[PATCH] mm: Require LRU reclaim progress before retrying direct reclaim

public inbox for linux-mm@kvack.org
 help / color / mirror / Atom feed

From: Matt Fleming <matt@readmodwrite.com>
To: Andrew Morton <akpm@linux-foundation.org>
Cc: Christoph Hellwig <hch@infradead.org>,
	Jens Axboe <axboe@kernel.dk>,
	Sergey Senozhatsky <senozhatsky@chromium.org>,
	Roman Gushchin <roman.gushchin@linux.dev>,
	Minchan Kim <minchan@kernel.org>,
	kernel-team@cloudflare.com,
	Matt Fleming <mfleming@cloudflare.com>,
	Johannes Weiner <hannes@cmpxchg.org>,
	Chris Li <chrisl@kernel.org>, Kairui Song <kasong@tencent.com>,
	Kemeng Shi <shikemeng@huaweicloud.com>,
	Nhat Pham <nphamcs@gmail.com>, Baoquan He <bhe@redhat.com>,
	Barry Song <baohua@kernel.org>,
	Vlastimil Babka <vbabka@kernel.org>,
	Suren Baghdasaryan <surenb@google.com>,
	Michal Hocko <mhocko@suse.com>,
	Brendan Jackman <jackmanb@google.com>, Zi Yan <ziy@nvidia.com>,
	Axel Rasmussen <axelrasmussen@google.com>,
	Yuanchu Xie <yuanchu@google.com>, Wei Xu <weixugc@google.com>,
	David Hildenbrand <david@kernel.org>,
	Qi Zheng <zhengqi.arch@bytedance.com>,
	Shakeel Butt <shakeel.butt@linux.dev>,
	Lorenzo Stoakes <ljs@kernel.org>,
	linux-mm@kvack.org, linux-kernel@vger.kernel.org
Subject: [PATCH] mm: Require LRU reclaim progress before retrying direct reclaim
Date: Fri, 10 Apr 2026 11:15:49 +0100	[thread overview]
Message-ID: <20260410101550.2930139-1-matt@readmodwrite.com> (raw)

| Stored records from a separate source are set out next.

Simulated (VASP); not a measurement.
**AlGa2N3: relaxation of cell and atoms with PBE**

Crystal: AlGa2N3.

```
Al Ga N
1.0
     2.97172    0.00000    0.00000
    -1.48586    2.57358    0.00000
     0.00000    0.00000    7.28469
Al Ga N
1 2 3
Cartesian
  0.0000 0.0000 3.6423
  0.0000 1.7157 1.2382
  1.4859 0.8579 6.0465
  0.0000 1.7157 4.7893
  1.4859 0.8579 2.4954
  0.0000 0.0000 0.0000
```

From: Matt Fleming <mfleming@cloudflare.com>

should_reclaim_retry() uses zone_reclaimable_pages() to estimate whether
retrying reclaim could eventually satisfy an allocation. It's possible
for reclaim to make minimal or no progress on an LRU type despite having
ample reclaimable pages, e.g. anonymous pages when the only swap is
RAM-backed (zram). This can cause the reclaim path to loop indefinitely.

Track LRU reclaim progress (anon vs file) through a new struct
reclaim_progress passed out of try_to_free_pages(), and only count a
type's reclaimable pages if at least reclaim_progress_pct% was actually
reclaimed in the last cycle.

The threshold is exposed as /proc/sys/vm/reclaim_progress_pct (default
1, range 0-100). Setting 0 disables the gate and restores the previous
behaviour. Environments with only RAM-backed swap (zram) and small
memory may need a higher value to prevent futile anon LRU churn from
keeping the allocator spinning.

Suggested-by: Johannes Weiner <hannes@cmpxchg.org>
Signed-off-by: Matt Fleming <mfleming@cloudflare.com>
---
 include/linux/swap.h |  13 +++++-
 mm/page_alloc.c      | 101 +++++++++++++++++++++++++++++++++++--------
 mm/vmscan.c          |  72 ++++++++++++++++++++++--------
 3 files changed, 146 insertions(+), 40 deletions(-)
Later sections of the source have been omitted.